2011/8/1 Howard Chu hyc@symas.com:
David Hawes wrote:
[...]
Think about why you would configure such a setup, and what it actually means. When you have a certificate of your own, signed by a particular CA, that obviously means that you must trust that CA. If you're going to accept a cert from another party that is signed by a different CA that obviously means that you must also trust the other CA. There is absolutely nothing gained from isolating these two CAs, on either side of the session.
You've never been into such a situation. That doesn't mean such an isolation is irrelevant.
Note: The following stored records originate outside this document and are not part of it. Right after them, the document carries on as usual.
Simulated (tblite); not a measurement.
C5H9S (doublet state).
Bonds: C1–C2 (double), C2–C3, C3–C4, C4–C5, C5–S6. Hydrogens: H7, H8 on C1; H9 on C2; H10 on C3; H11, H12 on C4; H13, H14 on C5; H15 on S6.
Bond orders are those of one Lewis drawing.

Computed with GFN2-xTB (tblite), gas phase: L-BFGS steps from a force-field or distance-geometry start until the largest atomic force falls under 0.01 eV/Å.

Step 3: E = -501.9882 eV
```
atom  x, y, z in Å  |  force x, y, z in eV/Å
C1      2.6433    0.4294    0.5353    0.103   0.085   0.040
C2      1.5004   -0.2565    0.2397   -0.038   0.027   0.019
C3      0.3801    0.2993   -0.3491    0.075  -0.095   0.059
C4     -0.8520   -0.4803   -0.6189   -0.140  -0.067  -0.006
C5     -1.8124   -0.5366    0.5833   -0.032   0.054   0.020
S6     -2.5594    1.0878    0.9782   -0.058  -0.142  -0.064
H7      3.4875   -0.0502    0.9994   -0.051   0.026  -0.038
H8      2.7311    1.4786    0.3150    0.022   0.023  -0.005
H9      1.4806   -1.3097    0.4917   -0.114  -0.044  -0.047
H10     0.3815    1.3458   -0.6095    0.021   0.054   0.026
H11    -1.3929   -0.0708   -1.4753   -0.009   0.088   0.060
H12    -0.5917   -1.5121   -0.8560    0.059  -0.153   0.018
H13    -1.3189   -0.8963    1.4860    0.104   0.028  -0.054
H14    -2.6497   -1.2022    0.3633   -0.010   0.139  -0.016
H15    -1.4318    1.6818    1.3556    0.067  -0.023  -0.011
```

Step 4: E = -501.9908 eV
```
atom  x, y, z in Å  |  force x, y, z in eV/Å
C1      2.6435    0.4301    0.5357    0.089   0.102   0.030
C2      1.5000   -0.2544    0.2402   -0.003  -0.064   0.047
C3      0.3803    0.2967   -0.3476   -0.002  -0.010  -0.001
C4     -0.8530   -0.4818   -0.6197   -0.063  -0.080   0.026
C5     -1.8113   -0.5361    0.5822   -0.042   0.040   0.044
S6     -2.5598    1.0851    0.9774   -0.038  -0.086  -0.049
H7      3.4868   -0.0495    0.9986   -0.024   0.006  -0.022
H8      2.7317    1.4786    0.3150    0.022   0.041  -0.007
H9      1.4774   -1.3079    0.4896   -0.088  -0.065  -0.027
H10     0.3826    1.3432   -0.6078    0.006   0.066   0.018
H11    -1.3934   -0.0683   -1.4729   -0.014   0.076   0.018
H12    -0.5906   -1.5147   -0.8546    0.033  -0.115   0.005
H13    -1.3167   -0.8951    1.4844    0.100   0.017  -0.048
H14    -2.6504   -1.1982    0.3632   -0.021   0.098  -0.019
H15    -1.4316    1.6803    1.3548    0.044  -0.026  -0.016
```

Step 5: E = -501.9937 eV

In a project I'm working on (that doesn't mean I'm the only guy who produced the certificates, in my basement, etc), servers have a certificate signed by a public CA, but can accept connections from client signed by their own CA. The servers and clients are disseminated all over the world, and are "country-level" (sorry for my bad english, I don't know how to translate it). For example, consider some countries: DE, US, UK, AU, ... Each of these countries have a server, signed by a public CA (so that everybody, even anonymous users, can connect and trust the server), but they deliver client auth certificates to other countries participants (verified by diplomatic means), signed by their own CA. That way, the German server only trusts German-CA-issued client certificates, and all the other country participants, when connecting to the German server, need to select the right client certificate.
OpenSSL (e.g.) already sends only the chain of certificates relevant to its own subject cert. The fact that all CAs are tossed into a single file (or directory) together is irrelevant; in memory it's all managed as a database and only the certs that it needs are accessed.
In "the certs that it needs", who is "it"? The server? How can the server know what are the needed certs for the client to build a certificate chain joining a trust anchor *he* (the client) only knows about?
I verified that on a GnuTLS-enabled OpenLDAP, the behavior you described is what happens, but I haven't tested with a more complicated chain (for example a cross certified CA certificate, which could then attach to several trust anchors). I also saw that because you place everything in the same file, the server sends the root CA to the client, which is useless (and therefore is a waste).